# Sharks



## Sharkbait23602 (Nov 23, 2006)

Where is the better place for sharks? Virginia beach or Chix Beach?


----------



## Jaron15 (Aug 14, 2007)

eastern shore


----------



## Rockstar (Jun 23, 2004)

you can get yourself some little doggies at CBBT... never caught one more than 4ft. long out there, have heard and seen some nice ones caught off of Chix, usually in the fall though. be careful, sharkin' is illegal here.. you should be alright if you're not dunkin' tuna heads in a chum slick 100yrds from the beach


----------



## Sharkbait23602 (Nov 23, 2006)

THanks guys.

oh, did I say sharks? I meant cobia


----------



## Rockstar (Jun 23, 2004)

lemme know when you go, im interested.


----------



## Sharkbait23602 (Nov 23, 2006)

Will do. I work at Bonefish grill and have been saving scraps for a killer chumbucket. And I can always run to menchville marina to catch some eels for bait. I live really close to there. The chumbucket has shrimp, shrimp shells, mahi mahi bloodline, scallops, calimari, and some other fresh seafood goodies, hopefully it'l attract something big. Also, I launched at both Va beach and ocean view with no luck, so I think i'll plan a more extensive trip to E-shore. Since I've never been there, can you launch at NWR and get into nice fish? I do believe that's the closest right?


----------



## Grommet (May 16, 2005)

Yes.From NWR, paddle to the main channel, turn left. Magothy Bay is at the end of that cut. Anywhere between there, Mockhorn, and Fisherman's Island you should be able to find toothy critters.


----------



## kayak kevin (Jan 31, 2008)

sharks, you ask?      








whats your big fish experance sharkbait? these will kill you! i wouldnt try unless you have some landings of non life threating big fish. do not go alone!!


----------



## baitslingin (Jul 31, 2005)

pucker factor 10 right there


----------



## reelax84 (Jun 27, 2007)

i saw them myself and yes they are nothing to play with! they are massive man eating beasts! that was a bad ass shot ya got there kev!


----------



## becoyote (Aug 1, 2007)

Sharkbait23602 said:


> Will do. I work at Bonefish grill and have been saving scraps for a killer chumbucket. And I can always run to menchville marina to catch some eels for bait. I live really close to there. The chumbucket has shrimp, shrimp shells, mahi mahi bloodline, scallops, calimari, and some other fresh seafood goodies, hopefully it'l attract something big. Also, I launched at both Va beach and ocean view with no luck, so I think i'll plan a more extensive trip to E-shore. Since I've never been there, can you launch at NWR and get into nice fish? I do believe that's the closest right?

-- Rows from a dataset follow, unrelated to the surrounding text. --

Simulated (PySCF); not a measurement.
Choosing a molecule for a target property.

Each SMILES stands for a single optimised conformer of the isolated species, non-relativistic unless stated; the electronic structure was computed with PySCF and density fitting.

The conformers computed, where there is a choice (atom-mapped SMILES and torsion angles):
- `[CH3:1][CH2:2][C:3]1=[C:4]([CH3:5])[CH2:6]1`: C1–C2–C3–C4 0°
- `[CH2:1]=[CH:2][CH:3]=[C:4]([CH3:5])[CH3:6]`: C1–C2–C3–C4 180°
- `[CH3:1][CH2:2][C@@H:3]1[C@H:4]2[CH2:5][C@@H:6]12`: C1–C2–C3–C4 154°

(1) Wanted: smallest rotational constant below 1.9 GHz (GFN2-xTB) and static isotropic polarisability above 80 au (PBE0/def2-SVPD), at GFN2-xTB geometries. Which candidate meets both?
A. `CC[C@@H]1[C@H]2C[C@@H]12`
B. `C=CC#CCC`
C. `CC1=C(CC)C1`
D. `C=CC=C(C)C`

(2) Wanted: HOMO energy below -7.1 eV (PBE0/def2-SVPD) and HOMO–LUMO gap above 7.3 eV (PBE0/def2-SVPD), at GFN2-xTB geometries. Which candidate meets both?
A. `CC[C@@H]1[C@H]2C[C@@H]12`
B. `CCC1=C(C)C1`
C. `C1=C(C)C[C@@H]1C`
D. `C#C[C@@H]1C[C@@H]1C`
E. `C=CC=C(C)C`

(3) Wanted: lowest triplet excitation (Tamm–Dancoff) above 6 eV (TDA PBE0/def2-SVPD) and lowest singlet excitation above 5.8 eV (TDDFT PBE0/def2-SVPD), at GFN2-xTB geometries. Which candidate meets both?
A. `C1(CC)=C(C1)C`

Do you work at the one on the BLVD.? If so do you know Paul Lapke, Downs Syndrome kid that works there?
Tell him Mr. Malsch said hi! I was his teacher and helped him get the job.


----------



## Rockstar (Jun 23, 2004)

are we talkin' long haired Paul? 

I worked in the bar right next door.


----------



## basstardo (Jun 5, 2006)

kayak kevin said:


> sharks, you ask?
> 
> 
> 
> ...


Are those sharks or dolphins?


----------



## becoyote (Aug 1, 2007)

Rockstar said:


> are we talkin' long haired Paul?
> 
> I worked in the bar right next door.


It's been a while since I have seen him but his hair was usually pretty short. He is about 5 feet tall, stocky and like I said, has Down's. He usually works early shifts prepping the dining room etc. I placed another student there also named Julie. She was working the opposite days as Paul.


----------



## Rockstar (Jun 23, 2004)

not who i was thinking of.


----------



## Nick (Jul 21, 2001)

basstardo said:


> Are those sharks or dolphins?


Those are def sharks. Dolphins have more of a rounded dorsel fin and the tail is horizontal, not vertical like that.


----------



## Hannibal (Aug 10, 2007)

I found my new desktop picture replacing my other "inspirations kayak photo". Sweet.


----------



## Rockstar (Jun 23, 2004)

they're like big kitty cats without the fur


----------



## Jesse Lockowitz (Feb 13, 2006)

Rockstar said:


> they're like big kitty cats without the fur


sharks...they only bite when u touch their private parts....funny movie



JL


----------



## Sharkbait23602 (Nov 23, 2006)

Thanks kevin, that picture talked a lot of sense into me. I haven't caught that many large fish yet which is why I wanted to target sharks since their a little easier to hook up with. That picture makes me want to get out there and experience that though, but I know I should hold off until I get a little more experience, and if I did go....I deff would not be alone.


----------



## basstardo (Jun 5, 2006)

Nick said:


> Those are def sharks. Dolphins have more of a rounded dorsel fin and the tail is horizontal, not vertical like that.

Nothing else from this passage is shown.